Letter from the Editors
Our thanks to Debra Allbery for today's Poet's Pick!
We are bringing you a special poem and commentary each weekday in April as part of our 15th anniversary fund-raising campaign and in celebration of National Poetry Month. Please help us to continue our service to you and to poetry by making a tax-deductible contribution to Poetry Daily. Click here to find out how you can contribute online or by mailing a check or money order, and to see the list of this year's premiums.
Thank you so much for your support. Enjoy today's poem and commentary!
Don Selby & Diane Boller
Debra Allbery's Poetry Month Pick, April 24, 2012
"To Seem the Stranger Lies My Lot, My Life"
by Gerard Manley Hopkins (1844-1889)
To seem the stranger lies my lot, my life
Among strangers. Father and mother dear,
Brothers and sisters are in Christ not near
And he my peace my parting, sword and strife.
England, whose honour O all my heart woos, wife
To my creating thought, would neither hear
Me, were I pleading, plead nor do I: I wear-
y of idle a being but by where wars are rife.
Remove. Not but in all removes I can
Kind love both give and get. Only what word
Wisest my heart breeds dark heaven's baffling ban
Bars or hell's spell thwarts. This to hoard unheard,
Heard unheeded, leaves me a lonely began.
Debra Allbery Comments:
GMH to Robert Bridges; September 1, 1885: I shall shortly have some sonnets to send you, five or more. Four of these came like inspirations unbidden and against my will.
We don’t know the order of composition for the “terrible sonnets,” five of the six existing as fair copies on a single half-page of sermon paper from 1885-1886, but “To seem the stranger” feels an entryway in its exile and divide. Estranged, unknown, and ‘seeming’— Hopkins’ isolation in 1885 was multiple: a Jesuit distanced from his Anglican family and his homeland, an Englishman teaching in Dublin during a time of political strife, an unpublished poet whose work “erred on the side of oddness” and who was striving to reconcile his artistic and religious callings, a priest confronted with dark heaven’s baffling ban. My peace my parting is at the heart of the cloistered octave, its paralleled contraries and each dark-mirrored chiasmus enacting the braided binds—duty and desire, choice and sacrifice, voice and silence. Were I pleading, plead nor do I.

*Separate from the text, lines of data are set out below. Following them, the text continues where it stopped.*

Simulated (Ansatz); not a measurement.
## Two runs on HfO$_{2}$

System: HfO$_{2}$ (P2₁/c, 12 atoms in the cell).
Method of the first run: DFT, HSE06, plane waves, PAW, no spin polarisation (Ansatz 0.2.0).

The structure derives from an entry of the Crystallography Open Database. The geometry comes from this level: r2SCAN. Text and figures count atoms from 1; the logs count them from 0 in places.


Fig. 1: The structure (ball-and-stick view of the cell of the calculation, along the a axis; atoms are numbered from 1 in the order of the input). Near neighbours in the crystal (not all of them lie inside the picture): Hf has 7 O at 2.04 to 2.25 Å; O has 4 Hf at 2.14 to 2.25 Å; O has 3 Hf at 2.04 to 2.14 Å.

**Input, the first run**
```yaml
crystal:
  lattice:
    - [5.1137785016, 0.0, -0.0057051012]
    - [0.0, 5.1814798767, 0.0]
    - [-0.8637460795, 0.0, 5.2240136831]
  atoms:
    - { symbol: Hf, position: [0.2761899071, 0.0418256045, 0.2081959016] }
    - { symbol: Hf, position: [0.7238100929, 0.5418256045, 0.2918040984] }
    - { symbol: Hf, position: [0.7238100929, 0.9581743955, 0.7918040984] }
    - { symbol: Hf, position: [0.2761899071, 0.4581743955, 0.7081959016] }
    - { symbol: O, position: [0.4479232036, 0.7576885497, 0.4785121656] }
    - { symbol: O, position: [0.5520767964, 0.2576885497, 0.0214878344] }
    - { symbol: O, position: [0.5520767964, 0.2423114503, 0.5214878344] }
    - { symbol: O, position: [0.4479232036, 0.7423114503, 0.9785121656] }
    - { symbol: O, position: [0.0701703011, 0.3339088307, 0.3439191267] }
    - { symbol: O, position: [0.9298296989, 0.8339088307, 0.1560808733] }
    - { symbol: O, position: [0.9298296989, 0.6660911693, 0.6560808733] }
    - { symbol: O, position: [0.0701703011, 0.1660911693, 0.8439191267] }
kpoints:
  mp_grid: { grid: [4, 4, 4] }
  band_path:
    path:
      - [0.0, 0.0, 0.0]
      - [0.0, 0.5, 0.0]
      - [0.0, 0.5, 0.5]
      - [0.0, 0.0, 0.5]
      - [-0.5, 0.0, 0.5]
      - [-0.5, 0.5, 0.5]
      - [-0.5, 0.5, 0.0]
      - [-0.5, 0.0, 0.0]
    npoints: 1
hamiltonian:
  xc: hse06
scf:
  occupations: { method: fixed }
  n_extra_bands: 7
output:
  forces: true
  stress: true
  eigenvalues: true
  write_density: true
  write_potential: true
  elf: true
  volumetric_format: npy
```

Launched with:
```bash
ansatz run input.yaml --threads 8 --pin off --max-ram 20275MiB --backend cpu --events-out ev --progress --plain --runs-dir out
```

For it is widely true, that fine pleasure is not to do a thing but to feel that you could and the mortification that goes to the heart is to feel it is the power that fails you… it is the refusal of a thing that we like to have.
I think of Dickinson, No being for her “the wildest word we consign to language.” ED, too, at multiple removes in 1885, a stranger to the Church and her society and the poetry of her time. A twin mind-mountain, in her collisions and subversions of language, the eccentric circumference of her vision; her adamant music also hoard[ed] unheard, heard unheeded. Elizabeth Bishop tried to put Hopkins and Dickinson together in a poem: caged birds in a “complicated” double sonnet, as she described it in a letter to Lowell in 1955. From the early draft: “They lock together, unseen.” She returned to the poem in the mid-1970s, but never finished it. Isolate fragments drawing together their parallel lines: “They chose, themselves, their cages.” And, further down the page: “the same god…sustained their songs with iron.”
So with me, if I could but get on, if I could but produce work I should not mind it being buried, silenced, and going no further, but it kills me to be time’s eunuch and never to beget.
If the octave documents the distance, the sestet situates him in the confines of his time and place: I am in Ireland now, now I am at a third / remove: Ireland itself naming his state of displacement, a location foreign to his “creating thought.” But still, he has, through letters, contact with his own “kind,” and there is sustenance within: Only what word / Wisest my heart breeds dark heaven's baffling ban / Bars or hell's spell thwarts. The helix of that sentence, the charged alliteratives of exhalation: how the line pushes forward and rises—the word / Wisest (language and Logos, poetry and Christ) as his protector, his guide. But even this becomes a pleading not pleaded: to hoard unheard, / heard unheeded. A lonely began, never to beget. The pang of that verbal substantive, a present locked into past tense.
I am afraid I shall be ground down to a state like this last spring’s and summer’s, when my spirits were so crushed that madness seemed to be making approaches—and nobody was to blame, except myself partly for not managing myself better and contriving a change.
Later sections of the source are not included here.